So no wonder Kyle Lowry is feeling a bit chuffed these days. The Toronto Raptors point guard who has been known to carry a little extra padding at times in his career, will start his 10th NBA training camp in the best shape of his life.
He’s managed the rare feat of getting seemingly looking smaller and bigger at the same time. If he doesn’t have new muscles, he’s trained to the point where the old ones stand in sharp relief.
He looks like an “after” picture.
Put another way: He finally fits in.
“It’s nice to have abs,” said Lowry. “I can walk around with my shirt off and my wife goes ‘wow.’ She likes me.”

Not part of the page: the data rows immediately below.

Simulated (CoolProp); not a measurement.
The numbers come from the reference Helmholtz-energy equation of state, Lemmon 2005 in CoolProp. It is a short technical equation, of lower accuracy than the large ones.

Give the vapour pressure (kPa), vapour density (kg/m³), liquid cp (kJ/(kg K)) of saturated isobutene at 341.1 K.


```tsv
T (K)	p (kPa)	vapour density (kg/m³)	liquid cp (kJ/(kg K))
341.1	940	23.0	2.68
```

His teammates are incredulous.
“I saw him in the locker room the other day and I was like, ‘you’ve always been this short, chunky, bulldog fat kid,” said Patrick Patterson. “Now it’s like the evil twin brother or something.”
What prompted his off-season commitment to exercise and clean eating isn’t entirely clear.
The easy answer would be that after a season in which Lowry experienced higher highs and deeper lows than a six-year-old overdosing on refined carbohydrates, it’s an acknowledgment that he needed to improve his fitness to be able to sustain the excellence he’s capable of over an entire season, but hasn’t quite pulled off yet.
That a year that featured both his first all-star nod – as a starter, no less – and a strange second-half spiral the ended with a four-game beat-down at the hands of the Washington Wizards prompted him to dig deeper than he ever had in the off-season.
Lowry is not one for easy answers, or at least obvious ones.
“No,” he said when asked if how his season ended prompted his commitment to conditioning and diet program that made him lighter and leaner without sacrificing any strength. “I worked on my body because I wanted to work on my body. Honestly, that’s the truth. I wanted to be something different. I know what I can be.”
But Lowry’s diet hasn’t relieved him of the boulder-sized chip on his shoulder. Just ask him.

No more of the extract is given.